Catharine’s determination to keep writing was unquenched, despite Agnes’s failure to market her sequel to The Backwoods of Canada. She still wanted to publish a book in England, for the audience with whom she had been most popular when she lived there: children who shared her love of nature’s bounty. She had been mulling over a particular idea for a young people’s novel for nearly ten years. In 1837, she had copied into her journal an advertisement from the Cobourg Star that had sparked the idea. “50 pound REWARD,” read the headline, and in smaller print below: “Lost on Saturday last the 29th of July on the road leading from Bowskill’s mills to Foe’s tavern, near the Rice Lake Plains a child about six years old the daughter of Mr. Thos. Eyre of Hamilton near Cobourg. She wore a blue plaid cotton frock and was without her bonnet. Whoever will return the child to her parents or give such information as may lead to her discovery shall receive the above reward. Thomas Eyre.”

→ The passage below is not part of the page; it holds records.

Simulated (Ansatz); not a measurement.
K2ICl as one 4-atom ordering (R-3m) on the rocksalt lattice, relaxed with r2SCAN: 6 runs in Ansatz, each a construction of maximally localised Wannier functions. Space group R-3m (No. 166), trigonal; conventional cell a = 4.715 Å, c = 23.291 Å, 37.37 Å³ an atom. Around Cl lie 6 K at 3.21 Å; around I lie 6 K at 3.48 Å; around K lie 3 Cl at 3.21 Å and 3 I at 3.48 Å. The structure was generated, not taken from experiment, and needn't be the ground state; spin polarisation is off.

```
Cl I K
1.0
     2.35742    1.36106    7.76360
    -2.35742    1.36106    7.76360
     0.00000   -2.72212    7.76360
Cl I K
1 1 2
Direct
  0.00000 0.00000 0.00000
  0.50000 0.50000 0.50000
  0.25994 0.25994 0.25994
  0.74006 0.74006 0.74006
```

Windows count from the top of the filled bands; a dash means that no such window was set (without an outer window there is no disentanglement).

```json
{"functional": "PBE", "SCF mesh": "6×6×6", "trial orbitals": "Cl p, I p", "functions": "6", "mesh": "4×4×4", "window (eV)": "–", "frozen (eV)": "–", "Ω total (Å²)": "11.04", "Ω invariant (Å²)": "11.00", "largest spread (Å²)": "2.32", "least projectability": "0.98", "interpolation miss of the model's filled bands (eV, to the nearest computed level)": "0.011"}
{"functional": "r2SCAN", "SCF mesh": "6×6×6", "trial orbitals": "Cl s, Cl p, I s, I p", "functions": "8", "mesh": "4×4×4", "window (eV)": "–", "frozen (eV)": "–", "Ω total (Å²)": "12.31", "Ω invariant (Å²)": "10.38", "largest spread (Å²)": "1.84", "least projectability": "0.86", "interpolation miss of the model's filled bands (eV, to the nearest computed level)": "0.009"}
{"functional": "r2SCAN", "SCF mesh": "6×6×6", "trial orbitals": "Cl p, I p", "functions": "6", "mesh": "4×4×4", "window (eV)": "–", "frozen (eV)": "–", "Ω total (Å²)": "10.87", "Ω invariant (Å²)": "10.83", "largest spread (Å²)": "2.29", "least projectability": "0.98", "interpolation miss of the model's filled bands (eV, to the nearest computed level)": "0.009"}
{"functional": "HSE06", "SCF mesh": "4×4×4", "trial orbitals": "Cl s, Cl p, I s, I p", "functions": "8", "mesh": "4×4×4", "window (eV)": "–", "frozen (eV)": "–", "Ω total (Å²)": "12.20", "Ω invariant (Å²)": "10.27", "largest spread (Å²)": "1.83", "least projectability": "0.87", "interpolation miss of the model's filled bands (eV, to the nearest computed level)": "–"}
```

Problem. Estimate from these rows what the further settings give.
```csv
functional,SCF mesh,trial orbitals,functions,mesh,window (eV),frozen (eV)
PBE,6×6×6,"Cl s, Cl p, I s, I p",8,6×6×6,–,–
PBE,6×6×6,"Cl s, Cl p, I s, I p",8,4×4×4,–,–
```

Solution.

The spectre of children lost in the forest was common among Canada’s early settlers. It was a real threat, when paths were few, forests dense, and children as young as five were sent off to find lost cattle or take a lunch-pail to men working in the bush. Contemporary newspapers were filled with such heartbreaking tales. The story in the Cobourg Star had a happy ending. Mr. Eyre’s daughter (improbably called Jane) was found four days later, after a search involving nearly a thousand people. But there were plenty of other youngsters who were never seen again. Both Catharine and her sister Susanna collected anecdotes of such ghastly occurrences. The nightmare of missing youngsters struck to the core of their maternal beings. Such a prospect, in Susanna’s view, was “more melancholy than the certainty of [the child’s] death.” It also symbolized the deeper anguish of leaving behind familiar scenes and losing oneself in new and unknown territory.

The details of Jane Eyre’s disappearance haunted Catharine’s imagination. She brooded over what it would be like to be the little girl who had wandered away from a picnic and suddenly realized that the sun was sinking and she could no longer hear human voices. She put herself in the place of the mother, screaming her child’s name into the black wall of silent trees and beating her chest with anguish and self-reproach for having allowed the child out of her sight. By the time she arrived at Rice Lake, Catharine had sold two different versions of the story to Chambers’s Edinburgh Journal and a third to the London annual Home Circle. (Like any professional writer, she had no scruples about recycling her material). By the time the third version appeared in 1849, Catharine was well launched on a full-length novel about children lost on the plains on the south shore of Rice Lake.